Parsing, Tokenizing, and Formatting


  • regex is short for regular expressions, which are the patterns used to search for data within large data sources.
  • regex is a sub-language that exists in Java and other languages (such as Perl).
  • regex lets you to create search patterns using literal characters or metacharacters. Metacharacters allow you to search for slightly more abstract data like "digits" or "whitespace". Study the \d, \s, \w, and . metacharacters
  • regex provides for quantifiers which allow you to specify concepts like: "look for one or more digits in a row."
  • Study the ?, *, and + greedy quantifiers.
  • Remember that metacharacters and Strings don't mix well unless you remember to "escape" them properly. For instance String s = "\\d";
  • The Pattern and Matcher classes have Java's most powerful regex capabilities.
  • You should understand the Pattern compile() method and the Matcher matches(), pattern(), find(), start(), and group() methods.
  • You WON'T need to understand Matcher's replacement-oriented methods.
  • You can use java.util.Scanner to do simple regex searches, but it is primarily intended for tokenizing.
  • Tokenizing is the process of splitting delimited data into small pieces.
  • In tokenizing, the data you want is called tokens, and the strings that separate the tokens are called delimiters.
  • Tokenizing can be done with the Scanner class, or with String.split().
  • Delimiters are single characters like commas, or complex regex expressions.
  • The Scanner class allows you to tokenize data from within a loop, which allows you to stop whenever you want to.
  • The Scanner class allows you to tokenize Strings or streams or files.
  • The String.split() method tokenizes the entire source data all at once, so large amounts of data can be quite slow to process.
  • New to Java 5 are two methods used to format data for output. These methods are format() and printf(). These methods are found in the PrintStream class, an instance of which is the out in System.out.

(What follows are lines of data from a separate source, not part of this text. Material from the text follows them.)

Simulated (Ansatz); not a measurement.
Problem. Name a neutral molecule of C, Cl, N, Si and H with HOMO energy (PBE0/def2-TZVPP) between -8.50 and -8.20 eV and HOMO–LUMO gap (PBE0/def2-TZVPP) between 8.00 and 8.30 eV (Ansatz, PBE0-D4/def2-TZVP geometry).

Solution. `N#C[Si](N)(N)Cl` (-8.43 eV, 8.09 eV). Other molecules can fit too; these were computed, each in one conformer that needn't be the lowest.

  • The format() and printf() methods have identical functionality.
  • Formatting data with printf() (or format()) is accomplished using formatting strings that are associated with primitive or string arguments.
  • The format() method allows you to mix literals in with your format strings.
  • The format string values you should know are
  • Flags: -, +, 0, "," , and (
  • Conversions: b, c, d, f, and s
  • If your conversion character doesn't match your argument type, an exception will be thrown.